No one needs to inform me that i’m lame- I already know! I fully accept and own my lameness, I just can’t help it.
Most days I feel like if I don’t get the hell out of the house and away from the kids my head may literally explode, or I might sell the kids to a traveling circus. Both of those sound like a tropical vacation by the end of my bad days. When a friend invites me to an evening out, I am ecstatic, can’t wait! Get me out of here! Being stuck in this house day in and day out with absolutely no break is down right maddening. Mommies need and deserve breaks..

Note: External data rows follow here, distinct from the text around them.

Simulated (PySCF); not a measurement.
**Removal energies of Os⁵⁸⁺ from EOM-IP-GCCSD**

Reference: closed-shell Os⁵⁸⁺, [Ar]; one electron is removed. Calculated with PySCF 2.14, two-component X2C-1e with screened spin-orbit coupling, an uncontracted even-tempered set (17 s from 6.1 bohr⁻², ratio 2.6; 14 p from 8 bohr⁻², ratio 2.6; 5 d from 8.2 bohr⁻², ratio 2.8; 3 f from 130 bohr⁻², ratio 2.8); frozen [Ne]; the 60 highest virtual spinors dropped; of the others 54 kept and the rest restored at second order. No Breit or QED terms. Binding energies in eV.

Although once i’m out, it doesn’t matter where I am, who i’m with, what i’m doing or how great of a time we’re having- I think about the kids and how I want to be at home with them. It’s insane, I know! EVERY time i’m out, being at home is on my mind. If the kids aren’t in bed, and it’s a daytime trip? I’m basically going crazy thinking about how I need to get home as soon as humanly possible.
I’m in this huge mind-losing circle. When i’m home I want to be out, and when i’m out I want to be home! I can’t say for sure if this happens to ALL other moms, or maybe i’m clingier than my own children are. I feel like i’m missing a limb when i’m not around them, out of the house without them.
When did I become such a home body? I really have no idea when it happened. I remember sitting at home on a Friday night when I was younger meaning the death of my social life. Absolute humiliation. Now my idea of a fun Friday night is sitting at home, having a drink while watching Ghost Adventures and playing a board game.. MAYBE with some friends.
How old do I sound right now? I love board games! I can’t wait until Holden is old enough to really be able to play them so we can have family game night. I’ll finally have someone to play them with! Playing against Thomas is just no fun, he wins everything.
I am definitely having one of those days today where all I want to do is get the hell out of this house. The whining! I can’t take any more whining! I’ve learned from past experience that once i’m out i’ll end up being a huge party pooper looking at the time on my phone, wondering when we’ll be going home. I suck!
We actually have friends coming over this evening to play games, their idea not mine! So either board games are just as awesome as I think they are, and i’m not so lame.. or my friends are lame too. I choose not to believe the latter. Hopefully choosing to stay in rather than go out won’t bite me in the ass like it did last time- with Holden waking up every 5 minutes the entire time we had company over.. for no reason other than that he wanted to. I need a bigger, more soundproof house!